Students find their inner leader

Program helps develop community involvement, communication skills



The three-tiered program offered by WSU allows students to attend workshops and engage in community service, like Adopt-a-Block. WSU alumna Keanna Maki says she went to Spokane to hear speakers talk about their leadership position.

CHERYL AARNIO, Evergreen reporter

Kaye Gill joined the Emerging Leaders certificate program as a freshman because she was interested in leadership but could not see herself as a leader.

Three years later, Gill is the director of the Cougar Leadership Team, which organizes the three-tier leadership program starting with Emerging Leaders.

“I’m not a super extroverted person. I’m definitely more of an introvert. For a long time, I thought that meant I couldn’t be a leader just because I’m not someone who loves public speaking,” Gill said. “[I’ve learned] how me, as myself, can connect people and bring people together and amplify other voices.”

She said she gained confidence as a leader in the program and even decided to run for student government. Now she is part of the ASWSU Senate and served as the agricultural and natural sciences senator last year.

The program offered includes Emerging Leaders, Crimson Leadership VIP and Leadership WSU, Gill said.

As students go through the program, they gain more knowledge about leadership, said Keanna Maki, a recent WSU graduate who went through the program.

Emerging Leaders focuses on personal leadership while Crimson Leadership VIP addresses how to be a leader in a community, Gill said. Leadership WSU looks beyond the community.

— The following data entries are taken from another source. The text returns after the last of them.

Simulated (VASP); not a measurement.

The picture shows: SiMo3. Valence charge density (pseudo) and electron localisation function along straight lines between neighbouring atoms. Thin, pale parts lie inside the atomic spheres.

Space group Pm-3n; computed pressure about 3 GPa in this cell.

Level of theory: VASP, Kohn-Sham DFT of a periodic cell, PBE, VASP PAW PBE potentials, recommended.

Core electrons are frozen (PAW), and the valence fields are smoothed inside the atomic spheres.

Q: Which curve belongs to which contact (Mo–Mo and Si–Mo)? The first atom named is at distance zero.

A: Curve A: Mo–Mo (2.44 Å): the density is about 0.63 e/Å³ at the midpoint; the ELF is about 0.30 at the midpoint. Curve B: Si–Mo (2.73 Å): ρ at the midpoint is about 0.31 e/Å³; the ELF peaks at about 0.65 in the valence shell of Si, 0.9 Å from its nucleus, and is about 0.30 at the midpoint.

Maki said Leadership WSU students go to Spokane to hear from people in leadership positions and learn how they got started and how leadership has impacted them.

However, the program has more benefits than solely learning to be a leader, said Jordan Goggin, Crimson Leadership VIP coordinator. The students gain friends, which helps them create a support system of like-minded students.

Maki said she enjoyed the program. While she realized anyone can be a leader, she thinks the most important part of her experience was the friends she made that she would not have known otherwise.

The program draws students from all walks of life, Goggin said. With students from so many different backgrounds, they meet other students like them who are passionate about leadership but who may have different struggles and are in different places in their leadership journey.

“It’s through those different backgrounds and different experiences that we can come to one whole solution when creating things,” he said. “It just made me realize how important it is to have a diverse set of voices to listen to on any given problem.”

Emerging Leaders is a one-semester workshop-based certificate, Goggin said. One workshop the students participated in emphasized effective communication. The workshop also taught students that if they give constructive criticism that included positive and negative reinforcement, it is more likely they will see the results they want.

Pullman Mayor Glenn Johnson has come to speak to the students on topics such as public speaking, Goggin said. Many students struggle to deliver speeches in class, so the leadership program can help them develop skills that they would not otherwise have the opportunity to.

The yearlong Crimson Leadership VIP program focuses on helping others in the community. Last year, students participated in Adopt-a-Block, in which they cleaned up different streets and were able to connect with the community, Gill said.

The Crimson Leadership VIP students also advise the students in Emerging Leaders, which helps them practice their leadership skills, Maki said.

This year, the entire leadership program will be online, Gill said. The leadership team is navigating ways to continue connecting and engaging with students in a virtual format.